The No Kings protests made their politics real to everyone who watched—including the state.

On the day of Trump’s military parade in DC, I huddled among comrades and friends at Daley Plaza, Chicago, while thousands gathered for the No Kings protest. A flock of birds descended while rage bubbled to the crowd’s surface. I imagined those birds as God’s holy signature, a blessing over the river of protestors. Kendrick Lamar’s “Not Like Us” billowed through the crowd as anti-Trump signs bobbed to the rhythms of collective movement. I marched among an estimated 75,000 people.

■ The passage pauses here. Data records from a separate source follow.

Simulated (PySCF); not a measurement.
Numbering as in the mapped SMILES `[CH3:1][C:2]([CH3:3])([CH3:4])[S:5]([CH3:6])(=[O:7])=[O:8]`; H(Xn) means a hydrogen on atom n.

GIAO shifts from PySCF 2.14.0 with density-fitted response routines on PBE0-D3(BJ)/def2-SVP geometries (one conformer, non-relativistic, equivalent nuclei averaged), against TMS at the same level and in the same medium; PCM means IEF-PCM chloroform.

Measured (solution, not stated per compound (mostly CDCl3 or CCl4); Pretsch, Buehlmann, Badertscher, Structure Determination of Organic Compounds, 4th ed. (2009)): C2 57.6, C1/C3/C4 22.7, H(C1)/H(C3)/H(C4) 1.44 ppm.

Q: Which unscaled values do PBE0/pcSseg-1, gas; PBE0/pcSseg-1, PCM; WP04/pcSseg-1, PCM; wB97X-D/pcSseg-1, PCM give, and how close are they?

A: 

It was inevitable that the Trump administration’s policies would inspire gatherings such as we saw in Chicago, Pittsburgh, Seattle, DC, San Francisco, and, of course, Los Angeles, where Trump once again exploited bloated executive powers to deploy the military. It was much more surprising, however, that suburban satellites became sites of mass mobilization too, including Joliet, Elmhurst, and Naperville, suburbs of Chicago not known for leftist, let alone progressive, political mobilization. Dissatisfaction with this administration’s policies runs high. I carried the desire for change close to my heart as I marched toward Trump Tower in solidarity with friends and strangers.

I also recognize the limits of this kind of demonstration. As the English essayist, art critic, painter, and novelist John Berger argued, protests are more “rehearsal” for “revolutionary change” than change itself. Berger was an artist and a political radical who believed in organizing for a world with legitimate freedom for everybody. When he accepted the prestigious Booker Prize for his novel G in 1972, he spoke of the novelist as “one who is concerned with the intersection between individual and historical destiny….The historical destiny of our time is becoming clear. The oppressed are breaking through the wall of silence which was built into their minds by their oppressors.”